Tuesday, 4 December 2012

QlikView Functions: dual()

As I touched upon in the first part of my series of posts on Dates in QlikView, one of the first things developers learn about QlikView is that there are no traditional data types. What they some times don't learn is that instead QlikView stores field data as dual values containing both a string, which is used for displaying to the user, and a numerical value used for sorting and calculations.

Let's consider a simple example of a field containing calendar months, where as well as the month name, QlikView also stores the number of the month.

NumberText
1Jan
2Feb
3Mar
......

Where possible, QlikView works out the text and numeric parts automatically for many data types when loading the data. All inbuilt QlikView functions also return a dual value and when passed a dual value they automatically use either the text or numeric part depending on what type of input they are expecting. Because of this automatic behaviour, many people are totally unaware that this is how QlikView stores field data. It is however a very powerful feature which adds to the speed and efficiency of QlikView. As a developer, being able to control this behaviour and define the dual values when QlikView can't work them out automatically would also be very powerful and thankfully this is indeed possible using the dual() function.

The dual() function allows us to specify the individual text and number parts to be combined into a single dual value:

dual(MyText, MyNumber) AS MyField
As I mentioned above, QlikView automatically works out which part of the dual value to use depending upon what you are asking it to do and so we normally don't need to give it a second thought. But again we can control this behaviour using the text() and num() functions should we need override and return one specific part:

= text(MyField)
= num(MyField)

There is one important point to note about QlikView automatically assigning dual values when loading data, which confused me for a while when I first came across it and I know has caught out many others. If I load 2 records into the same field for which the text part is different but the underlying number is the same, QlikView will assign the first of the text values it comes across to all following records where the numeric value is the same. So source data that looks like this:

NumberText
4Open
5Complete
5Closed

would be converted and stored in QlikView like this:

NumberText
4Open
5Complete
5Complete

As you can see, the last text value of "Closed" is replaced with the first value QlikView reads in for the same numeric value of 5, which happens in this example to be "Complete".

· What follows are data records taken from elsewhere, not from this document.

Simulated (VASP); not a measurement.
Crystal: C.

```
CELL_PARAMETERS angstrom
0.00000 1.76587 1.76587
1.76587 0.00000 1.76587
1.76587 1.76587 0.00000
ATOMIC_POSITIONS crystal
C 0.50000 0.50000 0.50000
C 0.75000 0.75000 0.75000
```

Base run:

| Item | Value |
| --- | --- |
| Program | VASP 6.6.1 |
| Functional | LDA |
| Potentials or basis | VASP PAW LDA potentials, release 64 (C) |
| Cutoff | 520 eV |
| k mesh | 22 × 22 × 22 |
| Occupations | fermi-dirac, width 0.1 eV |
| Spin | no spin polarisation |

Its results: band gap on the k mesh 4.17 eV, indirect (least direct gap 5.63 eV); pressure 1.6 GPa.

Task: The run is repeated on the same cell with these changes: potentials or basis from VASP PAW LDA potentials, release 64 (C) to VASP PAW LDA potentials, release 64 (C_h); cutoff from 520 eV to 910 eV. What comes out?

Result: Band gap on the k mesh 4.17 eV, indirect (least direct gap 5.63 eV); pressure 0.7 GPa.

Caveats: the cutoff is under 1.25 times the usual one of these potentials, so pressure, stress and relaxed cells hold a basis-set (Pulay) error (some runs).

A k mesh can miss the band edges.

Once aware that this is how QlikView behaves you can use this to your advantage however. Because it prioritises the first text value it comes across, if you control which value this is, all other values with a matching underlying numeric value will be assigned to that first value and will result in a form of data cleansing. I'll leave it up to you to experiment and find ways to leverage this.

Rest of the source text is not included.